Litigation Finance remains relatively new in the commercial finance space, nevertheless, it has grown more common in the United States. Such financial arrangements were historically prohibited and seen as illegal, a “disturbance of the common right” under the doctrines of champerty, maintenance and barratry. However, since many states have abolished this prohibition, Litigation finance has grown tremendously and has provided immense opportunities for users and funders alike. In fact, from 2018 to 2019, a whopping $2.3 billion has been committed to litigation finance in the US market. 
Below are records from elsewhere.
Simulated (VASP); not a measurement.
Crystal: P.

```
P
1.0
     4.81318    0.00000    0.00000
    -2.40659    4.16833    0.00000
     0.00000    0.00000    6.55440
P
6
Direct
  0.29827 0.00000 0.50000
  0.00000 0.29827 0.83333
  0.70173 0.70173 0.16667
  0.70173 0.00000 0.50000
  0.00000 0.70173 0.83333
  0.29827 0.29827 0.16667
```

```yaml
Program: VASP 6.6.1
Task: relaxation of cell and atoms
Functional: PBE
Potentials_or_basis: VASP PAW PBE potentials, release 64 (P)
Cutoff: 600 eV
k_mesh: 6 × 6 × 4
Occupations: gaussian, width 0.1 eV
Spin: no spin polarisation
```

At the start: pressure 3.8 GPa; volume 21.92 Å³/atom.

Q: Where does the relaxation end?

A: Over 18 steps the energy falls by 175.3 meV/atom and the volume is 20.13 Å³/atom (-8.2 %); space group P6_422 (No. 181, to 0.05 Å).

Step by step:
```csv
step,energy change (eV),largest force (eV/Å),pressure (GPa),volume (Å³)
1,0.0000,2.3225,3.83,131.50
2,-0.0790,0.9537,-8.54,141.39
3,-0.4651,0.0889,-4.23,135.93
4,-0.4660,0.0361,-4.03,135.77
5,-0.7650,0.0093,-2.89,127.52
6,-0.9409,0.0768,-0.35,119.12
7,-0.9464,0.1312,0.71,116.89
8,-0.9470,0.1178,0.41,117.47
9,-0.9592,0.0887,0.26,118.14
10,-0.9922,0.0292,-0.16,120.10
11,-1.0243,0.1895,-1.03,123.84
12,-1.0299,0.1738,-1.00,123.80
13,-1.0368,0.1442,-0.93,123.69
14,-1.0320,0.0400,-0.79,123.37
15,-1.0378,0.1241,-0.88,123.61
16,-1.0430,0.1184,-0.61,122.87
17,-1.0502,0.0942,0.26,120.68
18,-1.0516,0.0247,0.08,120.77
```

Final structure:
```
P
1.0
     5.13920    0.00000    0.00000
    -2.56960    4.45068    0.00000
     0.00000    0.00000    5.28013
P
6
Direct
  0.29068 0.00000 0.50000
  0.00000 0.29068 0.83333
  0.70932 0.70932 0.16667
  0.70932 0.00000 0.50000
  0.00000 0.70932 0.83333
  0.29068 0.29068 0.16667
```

This correlates with the  2019 study that stated over 65% of surveyed lawyers were familiar with litigation finance, a figure that doubled just two years prior. This multi-dollar business is the new emerging standard in the commercial finance space and provides benefits not only for defendants but also for the plaintiffs in a legal proceeding. 

Four major trends to look out for;

Technological Advancements

By 2030, the utilisation of technology will not only become a norm in all industries but it will also provide an edge in the litigation finance sector as well as the legal sector. Certain AI tools will bring a remarkable change in the way firms and lenders handle litigation finance. For instance, AI tools will aid in choosing the best cases with the highest rate of success, reeling in better chances of winning and thus, it could make a real difference. The effective use of technology will invite the increased usage of orgination tools such as LexShares’ proprietary Diamond Mine technology platform to effectively source high-quality cases and establish a competitive edge over other lenders in the market. Similarly, in addition to origination tools, there will also be the increasing use of data analytics tools especially platforms such as Lex Machina will allow funders, investors and attorneys to weigh risk and benefits efficiently and effectively. It will also allow them to evaluate and establish damage models and analyse data relating to jurisdictions, counsel, jury attitudes and beyond. 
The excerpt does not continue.